God is our Heavenly father and in these verses we get a clear indication from Jesus that this is how we should talk to God, as dear children talk to their father. Through baptism we enter the family of God and in that family we have the privilege of being able to ask of our father as children ask their fathers, boldly and confidently. As His children we know that our perfect father will not give us a stinging scorpion when we ask for an egg. As his dear children we know that our perfect Father will not give us a venomous snake when we ask for a delicious fish. And this all begins when we enter God’s family through baptism.

Baptized for this moment was the theme for the convention and has been a theme of sorts for the year here at Trinity and in our Church body. Wet with the water and steadied by the Word that we remember daily in our Baptism, we are equipped with all the grace and mercy and God given strength we need to face the world. And along with this grace comes the privilege to ask, seek of God to knock on His door. In this washing of rebirth and renewal comes the ear of our Father waiting to give us all things that we need to support this body and life… and more.
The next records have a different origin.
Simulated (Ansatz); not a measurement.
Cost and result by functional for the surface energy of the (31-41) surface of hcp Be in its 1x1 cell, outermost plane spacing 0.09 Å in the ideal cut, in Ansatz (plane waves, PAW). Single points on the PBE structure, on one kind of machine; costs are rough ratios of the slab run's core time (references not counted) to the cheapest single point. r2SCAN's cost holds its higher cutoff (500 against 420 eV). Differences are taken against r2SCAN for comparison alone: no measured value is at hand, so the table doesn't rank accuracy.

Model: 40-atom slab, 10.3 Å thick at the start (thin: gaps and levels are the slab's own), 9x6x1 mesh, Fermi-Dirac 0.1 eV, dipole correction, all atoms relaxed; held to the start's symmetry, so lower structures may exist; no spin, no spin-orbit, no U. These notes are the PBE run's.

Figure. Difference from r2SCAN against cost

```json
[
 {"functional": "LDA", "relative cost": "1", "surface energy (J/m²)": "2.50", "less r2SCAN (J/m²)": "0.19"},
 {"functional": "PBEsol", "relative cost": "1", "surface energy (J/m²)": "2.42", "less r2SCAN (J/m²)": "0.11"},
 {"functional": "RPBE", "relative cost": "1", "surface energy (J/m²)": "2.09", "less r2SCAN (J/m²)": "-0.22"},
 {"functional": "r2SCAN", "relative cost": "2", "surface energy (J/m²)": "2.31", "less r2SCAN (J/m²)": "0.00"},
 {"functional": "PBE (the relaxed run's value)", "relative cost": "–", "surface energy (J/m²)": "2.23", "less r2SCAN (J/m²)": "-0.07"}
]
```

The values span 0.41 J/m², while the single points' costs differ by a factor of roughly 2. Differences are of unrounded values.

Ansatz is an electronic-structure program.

So how and what are we to ask for.

  • Well we have to make sure we do it in the perfect manner or our prayers will be thrown into the invalid category? Right?
  • We have to be in the right frame of mind with the least amount of distractions possible before we come to the Lord in prayer. Right?
  • We have to seek out strength in numbers, the more people praying the same prayer the same way the better chance God will hear and answer. Right?
  • We need to use the proper words and to say them in the proper order. Right?

All these are wrong and more. Not that we shouldn’t seek to be away from distractions, surrounded by fellow Christians, and respectful of God in our prayers, these are good things, but these do not make or break our prayers. They may make or break our prayer habits but they will certainly not put our prayers on top of God’s answer pile. So then how should we pray?

Jesus answers this question for us today. Actually he answered that question for the disciples and the words ring true for us. When you pray, say: “Father…” And so the most important word of prayer. Not Amen, not just, not some other pious word but that simple name we are gifted to call our God, Father. And that simple word brings with it so much good.

You see we have a perfect father, not just a really nice father or a really fun father or a really good father, but a perfect father. And a perfect father knows what his children need before he is asked but a perfect father also enjoys hearing and answering his children’s requests.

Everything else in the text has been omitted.